7.What are the most important lessons you have learned during your OD consulting career?

    • Be yourself – - find opportunities and people where you can be your authentic self
    • Find your passion and mold a life/career around it
    • People are people – - although there are certainly very real differences in people and cultures around the world and in different roles and industries, I believe there are universal human needs, including the need for meaningful relationships and work, a sense of community/belonging, and safety/security for self and family.
    • Teams and/or organizations can achieve exceptional results – - although there have been individuals who have done wonderful things throughout history, a team or organization with strong relationships and a common purpose can change the world

8. What challenges you faced as your role of a leader?
The most difficult challenge, for me, as a leader in an organizational setting, is when an individual or team is solely focused “upwards” – - solely focused on pleasing the managers/leaders above them. There are certainly practical reasons for focusing “upwards”, but, in my experience, the benefits of doing so are temporary and not particularly inspiring. When this is happening where I’m in a leadership role, I have difficulty staying grounded/objective, because it is so counter to my own beliefs and value set.
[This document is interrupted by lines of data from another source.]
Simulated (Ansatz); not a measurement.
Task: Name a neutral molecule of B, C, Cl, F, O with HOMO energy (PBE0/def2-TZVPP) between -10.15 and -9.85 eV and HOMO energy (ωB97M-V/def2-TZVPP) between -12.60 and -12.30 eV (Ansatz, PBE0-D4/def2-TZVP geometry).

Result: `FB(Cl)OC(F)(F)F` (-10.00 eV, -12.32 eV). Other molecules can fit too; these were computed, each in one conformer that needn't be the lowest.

9. What are the biggest challenges you faced in OD consulting?
In my OD practice, I find the biggest challenges when I am in the role of an executive coach and the client (the person being coached) is not interested in having a coach. An example of this is when a client has been told, by their manager or HR, that they must work with a coach. Philosophically, I believe it’s not possible for an individual to change/improve, unless they want to change.

10. Can you give us maybe some examples of issues that you’ve helped companies confront and overcome?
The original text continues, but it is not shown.